To a lesser extent, this serves as a scathing commentary on how school textbooks are revised in real life to suit the public's opinion. To a larger extent, the entire first act is a statement on humanity's fear of space travel. Even if the Earth was dying, would people feel safer on a withering planet than in the infinite unknowns of the universe? Would people look at a dying planet and say: "we can't afford to leave it, and we don't know what's out there, so we should stay here"?
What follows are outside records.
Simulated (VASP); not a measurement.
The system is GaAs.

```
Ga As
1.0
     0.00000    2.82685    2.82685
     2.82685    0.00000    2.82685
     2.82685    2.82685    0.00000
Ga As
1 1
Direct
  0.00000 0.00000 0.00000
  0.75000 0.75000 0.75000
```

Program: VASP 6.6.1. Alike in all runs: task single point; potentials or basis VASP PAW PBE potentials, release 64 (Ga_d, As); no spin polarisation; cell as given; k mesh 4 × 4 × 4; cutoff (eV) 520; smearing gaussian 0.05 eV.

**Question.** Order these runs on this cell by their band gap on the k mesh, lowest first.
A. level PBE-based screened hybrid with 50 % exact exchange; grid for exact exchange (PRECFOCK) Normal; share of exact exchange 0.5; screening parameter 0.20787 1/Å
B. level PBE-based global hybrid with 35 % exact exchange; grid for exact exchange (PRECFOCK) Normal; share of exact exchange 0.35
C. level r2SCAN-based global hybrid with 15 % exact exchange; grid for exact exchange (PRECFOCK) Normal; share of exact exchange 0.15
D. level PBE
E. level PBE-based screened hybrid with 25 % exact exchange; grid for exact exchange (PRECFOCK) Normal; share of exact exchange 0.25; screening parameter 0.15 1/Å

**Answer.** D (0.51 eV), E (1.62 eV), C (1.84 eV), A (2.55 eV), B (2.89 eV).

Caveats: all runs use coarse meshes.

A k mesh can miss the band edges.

One day, Cooper is lead to NASA by an anomaly in the form of coordinates spelled out by dust trails in his daughter's room. There he is assigned on the big mission of the movie. Long story short, Cooper and his team must visit three planets through a wormhole on a spaceship (called Endurance) to collect data from a previous mission and decide which one humanity must move to.

What follows is not only a visually stunning space epic, but an ambitious drama about love and the emotional impact of interstellar travel. These themes are demonstrated extremely well throughout the story.

In one scene, the mission is delayed by an hour after the ship is hit with mountain-sized waves on a planet completely covered in oceans. One hour of lost time on the ship results in twenty-three years passing by on Earth. In what is relatively a blink of an eye, Cooper's children have grown into adulthood and his father-in-law has died.

Cooper's reaction perfectly demonstrates how unprepared humanity is for interstellar travel, and how one's feelings are a constant entity, unlike time and space. Cooper is visibly shaken by the news, and is reduced to a teary mess. Though he and his crew are in a part of the universe where time is slower and the planets are of completely different nature, the love and longing for his family does not change a bit.

It's also worth noting that Matthew Mcconaughey sells the scene brilliantly, giving a raw, emotional performance. In fact, the entire cast is absolutely brilliant, giving performances that are appropriate with such an intense film with the theme of human emotion at its core. Some may call it melodramatic, but I thought it worked perfectly. It's no surprise that the performances were more convincing as a result of Christopher Nolan's decision to cut back on green screen and project the effects on the set.

Speaking of the effects, it's pretty much needless to say that they are absolutely outstanding. One planet's frozen and clouds make for a surreal, dream-like visual. It looks like a mirrored image of a snowy, mountainous landscape.

Furthermore, When the characters arrived on the ocean planet and mistook the waves for mountains, it was clear to see why. When the camera tilted upwards to show the sheer size of the waves, it elicited a few gasps from the audience. Therefore, I can recommend from experience that you see this movie in Imax.

With that being said, I still had a few minor issues with the film.

There is a LOT of scientific jargon in this movie that initially went over my head. At one point, Cooper takes out a whiteboard on the ship to explain how gravity and time work. In a way, it felt like a science lesson, and I couldn't help but feel that it could have been explained easier. In addition, I had a couple of small issues with the ending.

Overall, I enjoyed the ending considerably. The idea that fifth dimensional human beings that can control space and time share the same love and care for humanity that ordinary humans do really says something about love transcending time, space and evolution itself. The fact that such an evolved race could care enough about humanity to save it proves that love is a separate entity, completely distant from space, time and nature.

However, despite how ambitious this ending was, it still led itself to a couple of cliches. The idea that Cooper was guiding himself to join the mission, while surprising, has been done before in other time traveling stories. The "stable time loop" trope is nothing really new, so it was a little disappointing to see it in such an ambitious movie.

Additionally, before the movie even came out, I had a feeling that when Cooper returned to Earth (or what was left of it), his daughter would be an elderly woman on her deathbed. Sure enough, that's exactly what happened. Still though, I'm not sure if I just found this predictable because I just guessed it well. I'm still not sure whether to view it as an emotionally satisfying ending or a manipulative and predictable one.

These faults, however, are not necessarily the screenwriters' faults. No matter how ambitious your screenplay is, there will always be at least one familiar story element.

Despite these small drawbacks, the film is an experience that must be seen. With amazing set pieces, incredible visuals, top-notch performances, and an engaging story, Interstellar is one movie you will not want to miss, especially in Imax.